Deadly anti-Charlie Hebdo riots as France defends free speech
Five people were killed and churches set on fire in Niger on Saturday in fresh protests against the French weekly Charlie Hebdo's cartoon of Mohammed, as France condemned the violence and asserted its commitment to freedom of expression.
With France still reeling from last week's attacks that claimed 17 lives, jittery European countries stepped up security, with soldiers patrolling the streets of Belgium for the first time in 35 years.
But anger mounted in several Muslim countries over the satirical newspaper's caricatures of the Prophet Mohammed, with a second day of rioting erupting in Niger, a predominantly Muslim former French colony.
Around 1,000 youths wielding iron bars, clubs and axes rampaged through the Niger capital, hurling rocks at police who responded with tear gas.
At least eight churches were torched and the French embassy in Niamey urged its citizens to stay at home.
"In Niamey, the tally is five dead, all civilians," Niger's President Mahamadou Issoufou said in a speech broadcast on state television, as he appealed for calm.
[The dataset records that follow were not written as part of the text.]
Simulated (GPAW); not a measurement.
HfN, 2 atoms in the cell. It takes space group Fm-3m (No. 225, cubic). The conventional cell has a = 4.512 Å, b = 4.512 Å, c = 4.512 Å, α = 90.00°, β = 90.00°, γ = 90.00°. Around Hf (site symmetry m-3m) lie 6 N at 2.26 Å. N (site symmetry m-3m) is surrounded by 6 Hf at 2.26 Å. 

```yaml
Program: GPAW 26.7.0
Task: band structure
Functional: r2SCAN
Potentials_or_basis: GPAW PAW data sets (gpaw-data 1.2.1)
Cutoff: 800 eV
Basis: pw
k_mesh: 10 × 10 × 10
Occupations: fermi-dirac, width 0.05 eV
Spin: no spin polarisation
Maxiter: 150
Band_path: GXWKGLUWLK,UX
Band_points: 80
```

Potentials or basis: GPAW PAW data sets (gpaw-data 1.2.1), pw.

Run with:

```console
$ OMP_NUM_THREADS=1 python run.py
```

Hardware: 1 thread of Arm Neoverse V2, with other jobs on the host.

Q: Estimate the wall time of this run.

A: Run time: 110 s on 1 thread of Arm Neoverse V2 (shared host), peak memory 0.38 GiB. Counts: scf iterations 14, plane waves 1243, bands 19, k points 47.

The death toll from riots a day earlier in Niger's second city of Zinder had climbed from four to five after a body was found "burned inside a church", he added.
French Foreign Minister Laurent Fabius condemned "the use of violence" in Niger while President Francois Hollande said France was committed to "freedom of expression", calling it "non-negotiable".
Some 15,000 people also rallied in Russia's Muslim North Caucasus region of Ingushetia against Charlie Hebdo, which depicted on its most recent cover a weeping Mohammed holding a "Je suis Charlie" sign.
There were also protests in Pakistan on Friday, and in Gaza the French cultural centre was defaced with graffiti, reading: "You will go to hell, French journalists".
In a speech, Hollande urged his compatriots not to change their habits, because "to do so would be to yield to terrorism".
A survey released Sunday however found 42 percent of French people thought publications should avoid running cartoons of Mohammed, and 50 percent favoured limiting freedom of expression on the Internet and on social networks, according to the poll for the weekly Le Journal du Dimanche.
Charlie Hebdo's chief editor has defended the cartoons, saying they safeguard freedom of religion.
"Every time we draw a cartoon of Mohammed, every time we draw a cartoon of prophets, every time we draw a cartoon of God, we defend the freedom of religion," Gerard Biard told NBC's "Meet the Press" programme.
- 'They have to be punished' -
In France, investigators were focusing on 12 people detained early Friday and questioned over "possible logistical support" they may have given to the Paris gunmen -- Islamist brothers Said and Cherif Kouachi and Amedy Coulibaly, sources said.
Neighbouring Belgium deployed troops on the streets after security forces this week smashed a suspected Islamist "terrorist" cell planning to kill police officers.
Greek anti-terror police arrested at least four people suspected of links to the dismantled jihadist cell. Among them was believed to be Abdelhamid Abaaoud, the 27-year-old alleged mastermind of the cell, who according to media reports may have been planning the foiled attacks from Greece.
In London, authorities were mulling "further measures" to protect police "given some of the deliberate targeting of the police we have seen in a number of countries across Europe and the world".
British police officers, for the most part unarmed, will reportedly be equipped with taser guns as part of reinforced security measures.
Britain will hold a meeting of the coalition against the Islamic State group on Thursday, two weeks after the Paris attacks by gunmen claiming to act on behalf of the jihadist group and Al-Qaeda.
Foreign Secretary Philip Hammond and US Secretary of State John Kerry will host the one-day talks in London to discuss progress on tackling the Islamist militants.
- Secret burial -
Said Kouachi, one of the jihadist brothers who gunned down 12 people at Charlie Hebdo's offices before being cut down by security forces in a siege, has already been buried in secret.
He was buried Friday in an unmarked grave in the northeastern city of Reims, where he lived for around two years, under heavy police protection and with a handful of family members present, according to a well-informed source.
His brother Cherif was expected to be buried soon in the Paris suburb of Gennevilliers.
Reims mayor Arnaud Robinet said he was forced by law to accept the burial but was initially opposed to the gunman being buried in his city, fearing the grave could become "a pilgrimage site for fanatics".
Said Kouachi's wife decided not to attend the burial in order to keep it secret, said her lawyer Antoine Flasaquier.
"She is now relieved that her husband has been buried with discretion and dignity," the lawyer said.
Charlie Hebdo, which has flown off the shelves in record numbers since the attacks, announced on Saturday it would extend its print run to seven million copies.
Before the assault on its Paris headquarters, Charlie Hebdo had a circulation of around 30,000, with only a handful being sold abroad.